Not only are Ollas simple, less expensive, and more reliable . . . they can cut water use 90% below surface irrigation, and 50% below drip irrigation!
Here is what David A. Bainbridge of the Dry Lands Research Institute at the University of California-Riverside had to say:
"Drip irrigation has helped increase water-use efficiency in gardens and farms, but drip systems are for the well-off. To work reliably, the drip emitters require regulated water pressure, pumps, electricity, automated controls, careful filtration, and regular maintenance. . . . I started off using drip systems in the desert but found that drip emitters were easily blocked with sediment and salt and that several insect species specialize in plugging the emitters. Worse yet, coyotes, rabbits, and other animals chewed on and destroyed my drip tubing even when it was dry and open water was available nearby."
He goes on to say, "In a study of repellents to discourage animals from eating my plants in the California desert, all the drip tubing was snipped off before the plants were touched. . . . These vulnerabilities frustrated me and often led to complete failure of drip systems in remote or less developed areas.
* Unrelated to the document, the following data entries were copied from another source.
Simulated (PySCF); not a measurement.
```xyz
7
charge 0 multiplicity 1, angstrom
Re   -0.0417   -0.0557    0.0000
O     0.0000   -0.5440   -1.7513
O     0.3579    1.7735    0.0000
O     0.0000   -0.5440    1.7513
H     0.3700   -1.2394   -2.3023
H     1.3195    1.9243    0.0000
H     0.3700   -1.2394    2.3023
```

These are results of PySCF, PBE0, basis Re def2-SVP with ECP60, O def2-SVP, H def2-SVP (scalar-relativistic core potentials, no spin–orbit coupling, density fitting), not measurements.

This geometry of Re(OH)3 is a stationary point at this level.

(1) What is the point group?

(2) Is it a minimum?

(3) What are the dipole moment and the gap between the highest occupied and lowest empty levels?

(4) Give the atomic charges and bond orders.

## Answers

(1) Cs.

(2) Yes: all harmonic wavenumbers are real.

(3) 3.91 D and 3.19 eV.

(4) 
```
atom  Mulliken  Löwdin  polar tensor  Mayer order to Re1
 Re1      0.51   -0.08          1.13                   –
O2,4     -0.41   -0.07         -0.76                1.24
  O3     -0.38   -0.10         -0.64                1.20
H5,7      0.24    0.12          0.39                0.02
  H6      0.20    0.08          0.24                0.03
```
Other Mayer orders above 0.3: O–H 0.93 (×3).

So . . . . Ollas may be more practical and robust, but how can they be so much (50%!) more efficient than drip?
It has to do with where the water goes. When you overhead water or water with drip systems, you are saturating entire areas of soil. Much of the water will never make it to plants' roots before it evaporates or runs off.
Ollas are different way of using water. Plants' roots seek out and will grow toward the Ollas. Strong root systems are encouraged as the roots go deep to gather around and under the Olla, eventually creating suction to pull water through the Olla's walls as needed, creating almost 100% water efficiency.
As David A Bainbridge says, "These simple, sturdy systems work well and add value. They can dramatically increase plant survival, improve plant growth, and increase crop yield under the most severe conditions. They reduce water demand and help develop more robust plants that better tolerate drought."
Give one a try . . . I think you are going to be amazed by these ancient, brilliant, simple pots!